# فهموا كل الدرس / فهموا كلهم الدرس



## rarabara

hi,

can someone explain ;

what is the difference between these two sentences as appearing in the title:

1)فهموا كل الدرس
2)فهموا كلهم الدرس

I would also like to add two more sentences for comparison:

3)فهم كلهم الدرس 
4)فهم كل الدرس  



Thanks.


----------



## Hemza

Merhaba


rarabara said:


> 1) فهموا كل الدرس


They understood the lesson entirely (كل here refers to the lesson)


rarabara said:


> 2)فهموا كلهم الدرس


They all understood the lesson (unlike above, كلهم refers to "them", to the group of people you're talking about).


rarabara said:


> 3)فهم كلهم الدرس


I'm not sure if this is correct. It works if you replace كلهم with a subject (مبتدأ) as in فهم التلاميذ الدرس but I'm not sure it works with كلهم.


rarabara said:


> 4)فهم كل الدرس


He understood the lesson entirely (كل here again, refers to the lesson).


----------



## rarabara

Hemza said:


> I'm not sure if this is correct. It works if you replace كلهم with a subject (مبتدأ) as in فهم التلاميذ الدرس but I'm not sure it works with كلهم.


hi,
I think it might be correct with great probability. Because as you also may be aware about a rule which the current book I read mentions about, it says that "when a verb precedes to a plural subject, then the verb will always be singular. The verb will agree with subject only in gender."

so, to me, this sentence will likely be not incorrect.
thank you for your participation.


----------



## rarabara

some explanations  (general) in order to understand what about the question under this thread might be about:

when كل precedes an indefinite noun , it means "every" or "each".
when it precedes a definite (plural) noun , then it means : "all of (them)"
specifically "كل من " means "every one of"
كل can take pronouns.


----------



## Ibn Nacer

Salut,



rarabara said:


> 1)فهموا كل الدرس
> 2)فهموا كلهم الدرس


I would say :

1) They understood the entire/whole lesson. (Ils ont compris toute la leçon).
2) They all understood the lesson. (Ils ont tous compris la leçon).

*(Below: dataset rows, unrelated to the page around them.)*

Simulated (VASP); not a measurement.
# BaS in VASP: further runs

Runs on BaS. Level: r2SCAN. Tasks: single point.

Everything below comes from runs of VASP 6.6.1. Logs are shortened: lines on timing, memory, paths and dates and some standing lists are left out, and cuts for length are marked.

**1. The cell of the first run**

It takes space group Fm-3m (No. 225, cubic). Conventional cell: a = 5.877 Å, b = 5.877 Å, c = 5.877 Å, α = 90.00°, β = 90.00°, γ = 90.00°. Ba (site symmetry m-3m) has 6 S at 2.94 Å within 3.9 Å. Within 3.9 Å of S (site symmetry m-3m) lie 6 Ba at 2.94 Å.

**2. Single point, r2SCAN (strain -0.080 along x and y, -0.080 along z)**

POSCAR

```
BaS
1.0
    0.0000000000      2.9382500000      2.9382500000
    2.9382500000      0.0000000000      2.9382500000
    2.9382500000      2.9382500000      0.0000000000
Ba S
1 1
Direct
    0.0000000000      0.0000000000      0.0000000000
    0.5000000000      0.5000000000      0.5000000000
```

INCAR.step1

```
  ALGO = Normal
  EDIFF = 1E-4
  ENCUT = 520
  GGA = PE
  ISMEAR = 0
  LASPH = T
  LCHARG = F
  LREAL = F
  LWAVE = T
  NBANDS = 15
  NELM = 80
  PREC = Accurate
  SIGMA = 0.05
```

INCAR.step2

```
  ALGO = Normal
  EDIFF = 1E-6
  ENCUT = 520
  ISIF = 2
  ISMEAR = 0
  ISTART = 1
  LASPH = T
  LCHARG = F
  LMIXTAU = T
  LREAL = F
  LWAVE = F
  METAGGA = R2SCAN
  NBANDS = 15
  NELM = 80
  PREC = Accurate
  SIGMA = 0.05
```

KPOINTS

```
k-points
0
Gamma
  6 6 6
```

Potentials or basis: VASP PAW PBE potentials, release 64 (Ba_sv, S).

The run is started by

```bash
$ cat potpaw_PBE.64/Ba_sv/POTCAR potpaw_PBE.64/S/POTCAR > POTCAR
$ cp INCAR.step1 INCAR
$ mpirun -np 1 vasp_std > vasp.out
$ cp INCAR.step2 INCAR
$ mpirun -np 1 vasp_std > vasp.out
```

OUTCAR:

These books could interest you:

- Arabic: An Essential Grammar P174...
- A Reference Grammar of Modern Standard Arabic P228...


----------



## Ibn Nacer

Salut,



rarabara said:


> I think it might be correct with great probability. Because as you also may be aware about a rule which the current book I read mentions about, it says that "when a verb precedes to a plural subject, then the verb will always be singular. The verb will agree with subject only in gender."


I do not know if this sentence (فهم كلهم الدرس) is correct but I wonder the pronoun (هم in كلهم) refer to whom?


----------



## Mahaodeh

فهم كلهم الدرس seems correct to me, it’s فهموا كلهم الدرس that doesn’t seem correct, it seems like dialect to me.

Just change the pronoun to a noun:
فهم كل الطلاب الدرس 
فهموا كل الطلاب الدرس


----------



## Mahaodeh

Hemza said:


> He understood the lesson entirely (كل here again, refers to the lesson).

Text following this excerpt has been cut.